How to buy fire gloves

By Jeffrey Stull

Of all the clothing items worn by firefighters for structural firefighting, perhaps the most misunderstood are gloves. Among garments, footwear and helmets, they are considered the commodity or a throwaway item of the protective ensemble and are often given little consideration in their purchase.

But hand protection during firefighting is of paramount importance. Burns and other injuries to the hand, though lessened over the years, still represent a significant proportion of all fireground injuries. Where there are complaints about the different elements of the protective ensemble, often gloves top the list. Complaints include them being too bulky or too restrictive on hand movements.

In some cases, departments even forego using products certified to the prevailing NFPA standard, relying on non-compliant gloves that are thinner and seemingly more comfortable to use. There are other instances where gloves have been represented as being compliant with the applicable NFPA 1971 standard and either the claims are not justified or their conformity is questionable. Certainly, the fire service industry can benefit from a better understanding for the selection and use of structural firefighting gloves.

Here are the top five considerations when buying firefighter gloves.

1. Material Selection
All layers must work together to provide protection to the hands. However, in the selection of these layers there are tradeoffs that dictate the use of certain materials to limit the reduction of firefighter dexterity, grip, and tactility.

Shell materials tend to be leather, including cowhide, elk, pigskin, goat and other specialty leathers. These leathers have different characteristics in terms of their durability as well as their suppleness. The thickness of the leather is often dictated by the various performance requirements that are governed by the criteria in NFPA 1971 Standard on Protective Ensembles for Structural and Proximity Fire Fighting.

While thinner leathers may provide better hand mobility, the leather probably will not be rugged enough for fireground use, or simply not provide sufficient insulation. Typically, all leathers are specially tanned for flame resistance. Unfortunately, this has the net effect of stiffening the leather.

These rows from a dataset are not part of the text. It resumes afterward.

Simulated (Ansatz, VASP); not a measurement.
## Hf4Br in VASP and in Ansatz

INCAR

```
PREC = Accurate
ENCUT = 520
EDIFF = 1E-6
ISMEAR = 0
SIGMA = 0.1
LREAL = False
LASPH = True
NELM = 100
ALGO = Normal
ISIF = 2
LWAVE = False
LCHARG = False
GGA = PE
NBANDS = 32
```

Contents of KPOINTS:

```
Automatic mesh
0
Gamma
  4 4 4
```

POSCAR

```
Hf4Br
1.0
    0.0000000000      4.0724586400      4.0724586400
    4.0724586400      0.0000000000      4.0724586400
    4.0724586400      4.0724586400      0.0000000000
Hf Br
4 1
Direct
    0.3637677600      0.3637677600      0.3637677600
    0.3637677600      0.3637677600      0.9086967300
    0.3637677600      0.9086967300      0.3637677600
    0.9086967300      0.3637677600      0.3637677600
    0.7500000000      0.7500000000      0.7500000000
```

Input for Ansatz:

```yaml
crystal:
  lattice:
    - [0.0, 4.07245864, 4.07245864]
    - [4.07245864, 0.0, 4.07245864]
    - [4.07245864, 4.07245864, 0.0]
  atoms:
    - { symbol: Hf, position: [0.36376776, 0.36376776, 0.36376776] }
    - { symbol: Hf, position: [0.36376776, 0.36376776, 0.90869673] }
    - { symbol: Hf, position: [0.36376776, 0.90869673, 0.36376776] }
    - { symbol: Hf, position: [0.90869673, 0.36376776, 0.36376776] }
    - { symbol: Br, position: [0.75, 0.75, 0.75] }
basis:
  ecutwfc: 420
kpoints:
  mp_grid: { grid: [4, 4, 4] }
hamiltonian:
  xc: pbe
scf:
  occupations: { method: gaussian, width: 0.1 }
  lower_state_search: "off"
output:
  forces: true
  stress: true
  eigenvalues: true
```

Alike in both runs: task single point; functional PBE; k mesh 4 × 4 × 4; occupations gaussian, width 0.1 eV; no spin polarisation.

Textile shells, principally Kevlar, are being used more and more, but require additional reinforcements to permit needed puncture resistance.
Gloves meeting NFPA 1971 require a continuous barrier throughout the construction of the glove to at least 2 inches past the wrist crease, where the hand joins the arm. The barrier keeps the interior of the gloves dry, but moreover provides integrity of the gloves from penetration by blood, many chemicals and other harmful liquids.

The barrier layer must remain intact during repeated use, and not separate from the glove interior. The most common barrier materials used in gloves are a form of Teflon known as Polytetrafluoroethylene (PTFE) or polyurethane. Any material and its seams that are used as glove barriers must not degrade from high heat exposures.

This requirement limits the types of materials that can be used in glove construction. Typically barrier materials don't flex or stretch as much as other materials used in glove design, so barrier layers are often designed as permanent inserts and have to be slightly oversized to permit hand insertion and adequate flexing. This oversizing of the insert can result in glove bulkiness.
For hand comfort, gloves are provided with a lining. The lining has the primary function of providing the necessary insulation for the gloves. Together with the other layers, it helps to provide overall insulation to the hand from radiant, convective or conductive heat exposures.

2. Thickness of lining
Generally, the overall thickness of the lining is established by the various insulation requirements in NFPA 1971. However, thicker linings mean more glove bulk and reduced dexterity. When a suitable shell material is used, it can be possible to combine the moisture barrier and thermal lining into a single layer. Two-layer gloves may provide improved hand function and still provide adequate insulation.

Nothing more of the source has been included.